Problems

1. Use the substitution \(y = (x - a)u\), where \(u\) is a function of \(x\), to solve the differential equation \[ (x - a)\frac{dy}{dx} = y - x, \] where \(a\) is a constant.
2. The curve \(C\) with equation \(y = f(x)\) has the property that, for all values of \(t\) except \(t = 1\), the tangent at the point \(\bigl(t,\, f(t)\bigr)\) passes through the point \((1, t)\).
   1. Given that \(f(0) = 0\), find \(f(x)\) for \(x < 1\). Sketch \(C\) for \(x < 1\). You should find the coordinates of any stationary points and consider the gradient of \(C\) as \(x \to 1\). You may assume that \(z\ln|z| \to 0\) as \(z \to 0\).
   2. Given that \(f(2) = 2\), sketch \(C\) for \(x > 1\), giving the coordinates of any stationary points.

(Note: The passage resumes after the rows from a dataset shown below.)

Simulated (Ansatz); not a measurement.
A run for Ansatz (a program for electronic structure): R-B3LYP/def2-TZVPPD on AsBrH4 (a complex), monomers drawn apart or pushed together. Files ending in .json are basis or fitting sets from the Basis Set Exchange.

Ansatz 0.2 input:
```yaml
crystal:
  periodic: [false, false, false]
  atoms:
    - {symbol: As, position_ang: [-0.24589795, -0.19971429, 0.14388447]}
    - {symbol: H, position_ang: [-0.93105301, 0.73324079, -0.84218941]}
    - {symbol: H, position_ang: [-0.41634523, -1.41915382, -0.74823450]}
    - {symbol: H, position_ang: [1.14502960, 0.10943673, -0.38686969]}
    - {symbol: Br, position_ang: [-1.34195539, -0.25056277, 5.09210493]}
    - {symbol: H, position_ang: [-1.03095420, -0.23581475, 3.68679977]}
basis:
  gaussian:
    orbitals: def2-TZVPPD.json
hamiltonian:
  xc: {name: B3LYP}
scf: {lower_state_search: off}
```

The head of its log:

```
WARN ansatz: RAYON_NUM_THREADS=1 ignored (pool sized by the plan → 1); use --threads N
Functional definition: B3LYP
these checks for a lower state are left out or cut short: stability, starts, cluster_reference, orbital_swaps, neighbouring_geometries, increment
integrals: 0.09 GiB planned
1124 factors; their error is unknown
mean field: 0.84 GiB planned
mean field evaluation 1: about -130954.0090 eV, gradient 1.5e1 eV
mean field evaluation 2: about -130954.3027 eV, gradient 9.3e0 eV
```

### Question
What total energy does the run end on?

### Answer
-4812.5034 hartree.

1. A curve has parametric equations \[ x = -4\cos^3 t, \qquad y = 12\sin t - 4\sin^3 t. \] Find the equation of the normal to this curve at the point \[ \bigl(-4\cos^3\phi,\; 12\sin\phi - 4\sin^3\phi\bigr), \] where \(0 < \phi < \tfrac{1}{2}\pi\). Verify that this normal is a tangent to the curve \[ x^{2/3} + y^{2/3} = 4 \] at the point \((8\cos^3\phi,\; 8\sin^3\phi)\).
2. A curve has parametric equations \[ x = \cos t + t\sin t, \qquad y = \sin t - t\cos t. \] Find the equation of the normal to this curve at the point \[ \bigl(\cos\phi + \phi\sin\phi,\; \sin\phi - \phi\cos\phi\bigr), \] where \(0 < \phi < \tfrac{1}{2}\pi\). Determine the perpendicular distance from the origin to this normal, and hence find the equation of a curve, independent of \(\phi\), to which this normal is a tangent.

1. Show, geometrically or otherwise, that the shortest distance between the origin and the line \(y= mx+c\), where \(c\ge0\), is \(c(m^2+1)^{-\frac12}\).
2. The curve \(C\) lies in the \(x\)-\(y\) plane. Let the line \(L\) be tangent to \(C\) at a point \(P\) on \(C\), and let \(a\) be the shortest distance between the origin and \(L\). The curve \(C\) has the property that the distance \(a\) is the same for all points \(P\) on \(C\). Let \(P\) be the point on \(C\) with coordinates \((x,y(x))\). Given that the tangent to \(C\) at \(P\) is not vertical, show that \begin{equation} (y-xy')^2 = a^2\big (1+(y')^2 \big) \,. \tag{\(*\)} \end{equation} By first differentiating \((*)\) with respect to \(x\), show that either \(y= mx \pm a(1+m^2)^{\frac12}\) for some \(m\) or \(x^2+y^2 =a^2\).
3. Now suppose that \(C\) (as defined above) is a continuous curve for \(-\infty < x < \infty\), consisting of the arc of a circle and two straight lines. Sketch an example of such a curve which has a non-vertical tangent at each point.

Sketch the graphs of \(y=\sec x\) and \(y=\ln(2\sec x)\) for \(0\leqslant x\leqslant\frac{1}{2}\pi\). Show graphically that the equation \[ kx=\ln(2\sec x) \] has no solution with \(0\leqslant x<\frac{1}{2}\pi\) if \(k\) is a small positive number but two solutions if \(k\) is large. Explain why there is a number \(k_{0}\) such that \[ k_{0}x=\ln(2\sec x) \] has exactly one solution with \(0\leqslant x<\frac{1}{2}\pi\). Let \(x_{0}\) be this solution, so that \(0\leqslant x_{0}<\frac{1}{2}\pi\) and \(k_{0}x_{0}=\ln(2\sec x_0)\). Show that \[ x_{0}=\cot x_{0}\ln(2\sec x_{0}). \] Use any appropriate method to find \(x_{0}\) correct to two decimal places. Hence find an approximate value for \(k_{0}\).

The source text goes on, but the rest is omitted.